Still, he brought up a fair question - just how much is there to do in Seoul? Well, here's a visual metaphor for how my second day went. Below is a bowl of bingsu - a Korean dessert made of silky shaved flakes of frozen condensed milk, topped with sweet red bean paste and ground nut powder.

It's insanely delicious, like the heavenly offspring of a peanut butter and jelly sandwich and vanilla ice cream.
Having had this delectation recommended to me by a friend, I found a Sulbing (a chain purveyor) and confidently ordered one... only to realize that, like most Korean food, they're designed to be shared amongst a small group of people rather than eaten alone. I noticed the girl behind the till watching me with a smile as I attempted to consume as much of it as I could before it turned to mush.

This is as far as I got.

So there you have it - on my second day in Seoul, I decided I wanted to see all five of the royal palaces. By the time the sun set, I had just barely made it to three. Not that much to see in Seoul, huh?

[PART ONE: ROYAL PALACE ROULETTE!]

1. Deoksugung

"And now, the captains will undergo password verification before the key is exchanged."

While the narrator could just as easily have been describing the process of logging into a smartphone app, this was an explanatory note to the pomp and circumstance of the guard changing ceremony at Deoksugung Palace, which I stumbled onto immediately after surfacing from the subway. Other conspicuously modern inclusions: a deliberate and extended pause in proceedings during which spectators were specifically encouraged to take selfies with the stony-faced guards.


Deoksogung proper is a small but unique palace, combining traditional Korean architecture with some less conventional Western-style buildings thanks to its being the nexus of ambassadorial activity for some time. The signs kept referring to it rather dismissively as a "backup palace," though I quickly learned that instead of meaning this place was an afterthought or a spare, it had more than once become a place of refuge for the royal family after any number of catastrophes, from fires to invasions to assassination attempts.

A shameless sightseeing selfie in front of the main hall and courtyard, where officials and nobles would gather for official business.
With my appetite for palatial splendor whetted, I followed the main road for a mere ten minutes by foot, passing political rallies in the median which featured synchronized flash-mob-like dancing for some reason, in order to arrive at...

2. Gyeongbokgung



Sprawling, well-preserved, and featuring perhaps the second most beautiful palace garden in Seoul (more on that later), the only sight Gyeongbokgung offers more fascinating than its great halls and pavilions is that of visitors walking around the historical site in traditional dress, or "hanbok."

The simple but stunning robe-like dresses were both standard courtly clothing circa the heyday of these palaces and remain special occasion wear today (worn especially during the New Year's celebration). Walking up and down the small streets next to each palace (but especially Gyeongbokgung), you'll find them chockablock with absolutely nothing but hanbok rental shops.

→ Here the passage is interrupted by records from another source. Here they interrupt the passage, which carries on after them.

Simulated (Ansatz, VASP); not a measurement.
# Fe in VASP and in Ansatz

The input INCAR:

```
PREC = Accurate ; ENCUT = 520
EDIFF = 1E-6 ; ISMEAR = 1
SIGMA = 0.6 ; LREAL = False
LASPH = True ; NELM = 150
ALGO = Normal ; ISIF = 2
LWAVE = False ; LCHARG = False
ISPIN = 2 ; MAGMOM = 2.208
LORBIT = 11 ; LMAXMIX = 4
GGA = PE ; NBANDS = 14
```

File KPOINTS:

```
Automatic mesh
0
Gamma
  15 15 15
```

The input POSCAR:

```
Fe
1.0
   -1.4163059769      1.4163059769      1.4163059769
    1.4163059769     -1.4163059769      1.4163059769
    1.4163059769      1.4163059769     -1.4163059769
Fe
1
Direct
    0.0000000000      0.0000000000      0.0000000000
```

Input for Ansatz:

Why? Besides being instantly gorgeous, actually pretty comfortable, infinitely Instagrammable, and allowing you to briefly pretend you're a Joseon era princess out for a stroll, renting and donning a hanbok at the palaces comes with a special perk: anyone wearing traditional dress can enter any of the royal palaces in Seoul for free! For the budget-minded among you, it's actually more expensive to rent one for the standard window than the combination Royal Palace Pass (~15,000 won vs 10,000 won), and rental periods only last between 2 and 4 hours, making hitting all the palaces before return time quite the sprint. Nonetheless, this option seems wildly popular amongst Korean visitors, and the entire palace was essentially transformed by it into one big hanbok photo shoot.


Levels of seriousness in this endeavor varied widely. I saw teenage girls in hanbok flanked by 3-5 person makeup, hair, lighting, and camera crews, eagerly shouting directions to their photographers even as they posed. I saw countless girls modelling for boyfriends armed with complicated multi-lens cameras. I saw entire gaggles of middle school boys and girls in yearbook-esque rows, dressed to the nines and dabbing in unison with each camera flash. I saw whole Korean families, from grandfathers down to barely ambulatory little grandsons, all dressed as princes and princesses, officials and scholars, palace guards and ladies-in-waiting, posing for family portraits.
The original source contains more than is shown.